Warehouse Queueing Sustained (>5 queries queued), Snowflake

Card class: Hero • Category: Nerve Centre

At a glance

An alert that fires when a Snowflake warehouse holds more than 5 queries waiting in its queue for a sustained 10-minute window. Queueing is Snowflake’s pressure-release valve: when more queries arrive than a warehouse can run concurrently, the extra ones wait rather than fail. A little queueing under a burst is normal. Sustained queueing means the warehouse is structurally undersized for its workload, every queued query is a user or dashboard waiting, and the fix is to upsize the warehouse or enable multi-cluster scaling.

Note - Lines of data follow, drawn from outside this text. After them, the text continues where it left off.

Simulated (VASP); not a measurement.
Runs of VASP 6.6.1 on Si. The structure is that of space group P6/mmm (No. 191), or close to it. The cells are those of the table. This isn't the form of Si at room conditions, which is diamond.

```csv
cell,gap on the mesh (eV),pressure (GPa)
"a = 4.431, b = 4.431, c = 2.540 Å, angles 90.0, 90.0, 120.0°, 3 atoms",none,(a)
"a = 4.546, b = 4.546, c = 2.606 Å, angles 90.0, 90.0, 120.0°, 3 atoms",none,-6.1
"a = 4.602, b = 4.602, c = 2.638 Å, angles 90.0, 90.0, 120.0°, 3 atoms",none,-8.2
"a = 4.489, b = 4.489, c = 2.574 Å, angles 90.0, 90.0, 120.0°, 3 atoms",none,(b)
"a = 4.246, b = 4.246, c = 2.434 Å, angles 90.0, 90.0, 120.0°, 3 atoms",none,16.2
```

What it tracks	The number of queries waiting in a warehouse’s queue, evaluated against a depth of 5 over a sustained 10-minute window.
Data source	`detail`: Alerts for Warehouse Queueing Sustained (>5 queries queued). Derived from `QUEUED_PROVISIONING_TIME` and `QUEUED_OVERLOAD_TIME` in `QUERY_HISTORY`, plus live warehouse load.
Time window	`10m` (breach must hold across a rolling 10-minute window).
Alert trigger	`queue depth >5 sustained 10m`. More than 5 queries queued, held for the full 10 minutes, not a momentary burst.
Roles	owner, platform, SRE, data engineering

Calculation

Snowflake queues a query when its target warehouse has no free slot to run it. There are two flavours of queue time, and the card reads both:

QUEUED_OVERLOAD_TIME: the query waited because the warehouse was already running at its concurrency limit. This is the demand-vs-capacity signal and the one that matters here.
QUEUED_PROVISIONING_TIME: the query waited while Snowflake spun up additional compute (cold start or cluster add). This is usually brief and expected.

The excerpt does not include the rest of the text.